Ai.Type Keyboard Replacement Leaks Data for 31 Million Users

Screenshots from Ai.Type Keyboard Replacement

Ai.Type has leaked user data for some 31 million customers, according to Kromtech Security Center. In a blog post at Kromtech’s MacKeeper site, the company said the user data was exposed—rather than hacked—most likely by misconfiguration of a MongoDB database.

Screenshots from Ai.Type Keyboard Replacement
Screenshots from Ai.Type Keyboard Replacement

Ai.Type Data Leak

Kromtech found user data from some 31,293,959 users of Ai.Type keyboard replacements for both Android and iOS on the Internet. According to the blog post, that data included:

Phone number, full name of the owner, device name and model, mobile network name, SMS number, screen resolution, user languages enabled, Android version, IMSI number (international mobile subscriber identity used for interconnection), IMEI number (a unique number given to every single mobile phone), emails associated with the phone, country of residence, links and the information associated with the social media profiles (birth date, title, emails etc.) and photo (links to Google+, Facebook etc.), IP (if available), location details (long/lat).

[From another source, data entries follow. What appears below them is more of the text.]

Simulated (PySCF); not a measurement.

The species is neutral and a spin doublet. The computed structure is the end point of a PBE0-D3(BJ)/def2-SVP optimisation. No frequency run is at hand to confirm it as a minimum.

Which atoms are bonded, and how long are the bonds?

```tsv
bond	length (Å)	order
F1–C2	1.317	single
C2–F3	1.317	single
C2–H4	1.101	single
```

In addition, the firm found 6,435,813 records, “that contained data collected from users’ contact books, including names (as entered originally) and phone numbers” of contacts scraped from users’ devices.

There’s more in the full blog post, but the long and the short of it is that these users are utterly exposed.

Ai.Type

Ai.Type is an Israeli firm whose keyboard replacements leverage machine learning to make them better. They feature word prediction, emoji suggestions, customized layouts, and more. The company’s keyboard replacements have been popular, especially on Android, and they were one of the early comers to iOS when Apple opened up to keyboard replacements.